It’s a creative pursuit that began on a whim. “At my apartment in Rotterdam I would make small arrangements of objects, and then one day I began to use bigger pieces,” Dijkstra recalls. “I just started to play w…
Unlock the Editor’s Digest for free
Roula Khalaf, Editor of the FT, selects her favourite stories in this weekly newsletter.
Over the past 10 years, Berry Dijkstra has constructed a curious career. “I mostly tell people that I’m a composition artist,” smiles the Dutchman from his home in the Spanish city of Valencia. What this mostly means is that he creates towering “stacks” of furniture – placing cabinets, side tables and chairs on top of one another, interspersing lamps, vases and the odd Greco-Roman bust within each ceiling-high structure.
It’s a creative pursuit that began on a whim. “At my apartment in Rotterdam I would make small arrangements of objects, and then one day I began to use bigger pieces,” Dijkstra recalls. “I just started to play with furniture.” His eye-catching bricolages have since led to collaborations with brands such as Polish furniture maker Tylko and Dutch bedding line Suite702. He has created installations for design boutiques, as well as events like the Design Biennale Rotterdam.
One of Berry Dijkstra’s “stacks” in his Valencia apartment © Beatriz Janer
Dijkstra refers to his creations as “sort of architecture, like a cityscape, but then as a photo it’s also flat – so in a way I’m painting with furniture . . . It’s all about colours, materials and composition,” he adds. What makes a successful stack is “when the balance is right, but there’s also a little bit of friction”.

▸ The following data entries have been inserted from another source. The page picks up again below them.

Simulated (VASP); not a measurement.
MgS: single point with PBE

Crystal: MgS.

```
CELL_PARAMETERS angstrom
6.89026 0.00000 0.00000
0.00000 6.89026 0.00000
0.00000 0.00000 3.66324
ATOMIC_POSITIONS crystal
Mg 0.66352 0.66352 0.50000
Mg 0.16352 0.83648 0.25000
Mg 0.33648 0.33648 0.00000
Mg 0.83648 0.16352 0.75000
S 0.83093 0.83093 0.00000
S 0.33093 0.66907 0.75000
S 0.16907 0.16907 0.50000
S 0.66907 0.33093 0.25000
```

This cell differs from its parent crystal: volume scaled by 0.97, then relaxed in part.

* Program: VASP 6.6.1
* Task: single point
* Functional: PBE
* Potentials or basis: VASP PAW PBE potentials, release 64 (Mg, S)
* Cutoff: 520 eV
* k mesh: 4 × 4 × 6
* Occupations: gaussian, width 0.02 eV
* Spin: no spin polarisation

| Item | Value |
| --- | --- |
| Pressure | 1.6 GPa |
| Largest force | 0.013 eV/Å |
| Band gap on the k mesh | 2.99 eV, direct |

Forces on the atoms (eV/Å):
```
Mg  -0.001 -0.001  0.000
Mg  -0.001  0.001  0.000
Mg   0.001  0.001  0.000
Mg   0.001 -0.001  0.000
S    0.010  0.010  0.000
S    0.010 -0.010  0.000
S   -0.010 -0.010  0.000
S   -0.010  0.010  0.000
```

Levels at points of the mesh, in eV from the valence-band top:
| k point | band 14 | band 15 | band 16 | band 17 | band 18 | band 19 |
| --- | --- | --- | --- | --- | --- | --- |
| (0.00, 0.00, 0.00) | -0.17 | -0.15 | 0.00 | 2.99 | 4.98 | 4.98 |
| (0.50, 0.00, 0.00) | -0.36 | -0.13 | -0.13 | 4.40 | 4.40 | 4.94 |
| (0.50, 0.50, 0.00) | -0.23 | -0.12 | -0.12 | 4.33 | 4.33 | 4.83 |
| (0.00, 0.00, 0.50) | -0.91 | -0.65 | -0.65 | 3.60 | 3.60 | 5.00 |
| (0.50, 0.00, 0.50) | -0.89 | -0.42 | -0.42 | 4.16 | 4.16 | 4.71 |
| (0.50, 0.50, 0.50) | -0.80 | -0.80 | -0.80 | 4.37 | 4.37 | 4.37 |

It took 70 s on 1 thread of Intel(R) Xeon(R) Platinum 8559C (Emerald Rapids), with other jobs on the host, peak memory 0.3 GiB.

This might be a colour-popping Oceanic Table Lamp by Michele De Lucchi sitting atop a bubblegum-pink Tylko chest of drawers, or a sea creature-like wall light by young Irish designer Barry Llewellyn, made from ceramic fragments and recycled glass, next to a ladder by Malva Office, the Valencia-based design studio of Jose Cortés.
These building blocks come, for the most part, from Dijkstra’s own collection, a trove he has been compiling for the past 20 years. It started with Dutch design that he would hunt for at vintage markets: a particular passion was Pastoe, the Utrecht-based furniture brand known for its sleek midcentury sideboards and, later, minimalist cabinets by Aldo van den Nieuwelaar. Over time the focus has shifted to young contemporary designers. It’s an eclectic mix, skewing to the “graphic and minimalistic”, he says.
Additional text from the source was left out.